As we get closer to the 12 week milestone, Tiny Oga is starting to get into her own routine which is great, but I can’t work it out. Things are a bit somehow right now, and I find myself slipping into a bad habit. So, instead of napping when she naps finally, after being awake for what seems like the whole day, I just sit here scrolling through my twitter timeline, in case, you know, I miss something important, like, maybe Nicki breaking up with Meek, or, Feminists finally dismantling The Patriarchy and uploading clips of themselves twerking over its ashes. Before I know it, it’s time to make dinner and I haven’t even rested.
I know myself. And as a recovering self-neglecter, I recognize that I’m skating on thin ice. I tell myself I can’t nap with her, because I don’t know how long she will be asleep for or that I’ve got more important things to do (like procrastinate) but what I’m actually doing is subconsciously imposing conditions for my self-care. Self-sabotage.
I was 8 months pregnant with BabyLeader when I realised that I was suffering from burn-out. It clicked as I was sitting in a workshop on burn-out that I was co-hosting. I began to recognise aspects of the wounded healer archetype in myself, and as I became a new mother, which brought it’s own issues and super-lows, it took me so many months to work out that I was depressed and to get help.
I always felt guilty about taking care of myself. First as isangoma, I felt I should always be available and open to my clients and spirits alike, that my vocation meant giving myself up for the good of others. And secondly, as a new mum, I couldn’t quite reconcile my own needs with the destructive myth that being a mum isn’t real work. Plus I was at home, so I felt like I couldn’t complain because other womyn had to work and leave their babies at home, or worse, had no jobs and nobody to support them.
Creating healthy boundaries and putting myself first in my work life was the easy part. I even took a long break. The difficulty was learning self-care in my role as a mum. I didn’t bargain for the amount of guilt I would have to contend with.

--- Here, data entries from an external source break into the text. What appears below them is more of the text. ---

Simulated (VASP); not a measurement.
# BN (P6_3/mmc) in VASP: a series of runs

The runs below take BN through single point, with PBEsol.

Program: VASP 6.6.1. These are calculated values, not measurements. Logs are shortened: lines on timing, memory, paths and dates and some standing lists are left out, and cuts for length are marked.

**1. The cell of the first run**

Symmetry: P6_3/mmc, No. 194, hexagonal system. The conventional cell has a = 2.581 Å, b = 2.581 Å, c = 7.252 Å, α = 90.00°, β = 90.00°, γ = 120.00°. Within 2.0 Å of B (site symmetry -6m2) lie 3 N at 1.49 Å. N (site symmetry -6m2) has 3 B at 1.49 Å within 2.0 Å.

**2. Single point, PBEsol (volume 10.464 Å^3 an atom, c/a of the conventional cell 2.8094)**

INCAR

One of the things that assisted my recovery was having a schedule for myself. I tried to eat, shower and rest at around the same time, in the same order, everyday. Knowing what’s coming next, when I was too tired and depressed to think, got me through some of the darkest moments of First Time Mum Nyiwing stages.
I see myself slipping back into that space where I’m not consciously considering my needs, and I won’t let myself. Dark or blue.
You’d think that putting oneself first, in the Motherhood, comes naturally. Nope. The world won’t let you, either. You’re a She-Devil if you dare to consider your humanity and individual well-being as a priority. So you have to fosta. Our Lorde, Audre ain’t never lie.
It’s not a competition between my needs and the needs of my babies. I can totally put myself first while my children remain a priority. You know why? Because I’m a grown womyn, and my ways are mysterious and many.
For the well-being of my children and health of my marriage, I need to make my self-care a priority. To slay is a must.